Select Committee on Public Accounts Minutes of Evidence


Examination of Witnesses (Questions 40-59)

DEPARTMENT OF CULTURE, MEDIA AND SPORT AND THE ROYAL PARKS

2 NOVEMBER 2005

  Q40  Mr Bacon: I will withdraw that remark without reservation. What staggers me is that it is so obvious that if you are going to have thousands of visitors on waterlogged grass you are going to need to do something, and at no point in this project management discipline cycle you talk about did this seem to occur to anybody and I am wondering why not.

  Dame Sue Street: I will back-track to say that I think this Department should be proud of its record on some projects such as the Commonwealth Games, the Golden Jubilee, the Memorial Gardens in Grosvenor Square and many more.

  Q41  Mr Bacon: Grosvenor Square looks like a war zone at the moment, but I do not think that is your Department's fault.

  Dame Sue Street: Not at the moment. It was successfully completed to time and there are many others. It was always envisaged that the turf would get soggy and need to be replaced. I am absolutely not a turf expert so I might defer to the Chief Executive. It was a collective effort to recognise that this was a wet area, the drainage was put in and my understanding is that it was the freak storm and the extreme number of visitors, which I have already said I regret, which caused that to happen.
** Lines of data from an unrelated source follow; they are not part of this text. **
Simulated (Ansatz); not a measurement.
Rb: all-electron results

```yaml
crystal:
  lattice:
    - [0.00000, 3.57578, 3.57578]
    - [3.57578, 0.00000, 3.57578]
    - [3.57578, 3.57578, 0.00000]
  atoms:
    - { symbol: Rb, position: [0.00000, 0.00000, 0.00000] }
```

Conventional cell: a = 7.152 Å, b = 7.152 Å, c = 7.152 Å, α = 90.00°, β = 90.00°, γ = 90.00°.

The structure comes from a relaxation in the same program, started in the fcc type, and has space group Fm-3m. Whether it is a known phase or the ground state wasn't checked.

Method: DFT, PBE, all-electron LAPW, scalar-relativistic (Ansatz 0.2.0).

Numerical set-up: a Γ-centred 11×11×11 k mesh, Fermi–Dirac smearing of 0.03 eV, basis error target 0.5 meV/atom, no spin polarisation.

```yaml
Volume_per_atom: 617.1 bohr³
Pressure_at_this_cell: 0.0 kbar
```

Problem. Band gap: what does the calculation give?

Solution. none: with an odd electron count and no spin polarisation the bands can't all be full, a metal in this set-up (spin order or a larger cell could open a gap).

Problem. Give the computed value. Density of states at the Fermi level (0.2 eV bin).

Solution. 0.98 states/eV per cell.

  Q42  Mr Bacon: Now it is because there is tarmac there. You need a solid foundation to have thousands of people standing on it. I think it is a superb monument and I hope this Committee does reflect that in its report. You did say you had asked the Office of Government Commerce to review this to see how it might have gone better. I wonder whether to welcome that or to be afraid. What have they said they will do and how long is it going to take them to do it?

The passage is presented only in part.